For 18 years, you have carefully saved for your child’s education using a 529 plan, accumulating a sizable sum, but your child has earned a scholarship or two—so now what? First of all, congratulations, both you and your child have much to celebrate! But now what should you do with the extra 529 funds to minimize penalties and tax?

First, note that section 529 funds can be used for more than just tuition and fees—other expenditures qualify too. This includes textbooks, internet expense, a computer and any software used primarily for education. And then there is the big one, room and board for your student if attending at least half time.

Not living on campus? No problem! Colleges and universities annually publish a “cost of attendance” calculation for each school year, which details the approximate amount of room and board. You may make tax-free distributions from a 529 plan up to this amount for a student not living on campus. For students actually living on campus, if this price exceeds the quote in the cost of attendance, the actual amount spent may be distributed.

Still going to have funds left? There are a few other options. First, if there is another child you would like to name as the beneficiary, the accounts may be transferred between siblings, or even to a spouse or first cousin, but make sure that the beneficiary has changed before making distributions for the newly appointed student, or this can cause you tax headaches down the road.

If there is no other potential beneficiary, any excess amounts up to the amount of scholarships earned may be withdrawn without penalty; however, any earnings on the withdrawal would be subject to tax. See the following example:

Sam has a scholarship that pays for all tuition annually, which is expected to be $10,000. Sam’s parents have saved diligently and, even after making withdrawals for room and board, they are expecting to have $40,000 left over in the account, as it was the amount anticipated for tuition ($10,000 x 4 Years = $40,000).
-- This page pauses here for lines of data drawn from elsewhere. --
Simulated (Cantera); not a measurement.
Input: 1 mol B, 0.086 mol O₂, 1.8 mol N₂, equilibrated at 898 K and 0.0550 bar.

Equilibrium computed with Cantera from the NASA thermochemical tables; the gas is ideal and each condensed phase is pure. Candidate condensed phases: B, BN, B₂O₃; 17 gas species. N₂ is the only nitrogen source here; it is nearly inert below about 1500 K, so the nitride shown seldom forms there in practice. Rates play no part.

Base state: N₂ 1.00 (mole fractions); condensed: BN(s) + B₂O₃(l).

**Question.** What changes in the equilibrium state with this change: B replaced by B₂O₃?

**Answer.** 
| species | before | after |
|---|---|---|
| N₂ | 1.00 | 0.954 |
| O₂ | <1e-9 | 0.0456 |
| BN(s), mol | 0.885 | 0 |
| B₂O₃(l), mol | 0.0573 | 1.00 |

In year one, $10,000 above the amount for room board and other expenses is withdrawn. The 10% penalty does not apply, as Sam has scholarships of $10,000, which is what caused the overfunding in the 529 plan. At the time of withdrawal, 60% of the account is contributions, 40% is earnings. As the beneficiary of the account, Sam will pay income tax on the $4,000 in earnings that are withdrawn.

In year two, $11,000 (55% contributions, 45% earnings) above the amount for room and board and other expenses is withdrawn. Sam incurs $10,000 in tuition and fees, all of which is covered by a scholarship. In this case, the earnings portion of $1,000 ($1,000 x 45%=$450) of the $11,000 is subject to a 10% penalty for being a distribution in excess of the amount of scholarship covered expenses, which in this case would be $45 ($450 x 10%). $4,950 ($11,000 x 45%), the amount of earnings from the distribution, is also subject to income tax.

Fortunately, students are often in a lower tax bracket, which lessens the tax sting somewhat. If you will make 529 plan distributions, check with your tax professional to set the best course to minimize the tax implications of distributions, along with maximizing any educational credits for which you may qualify.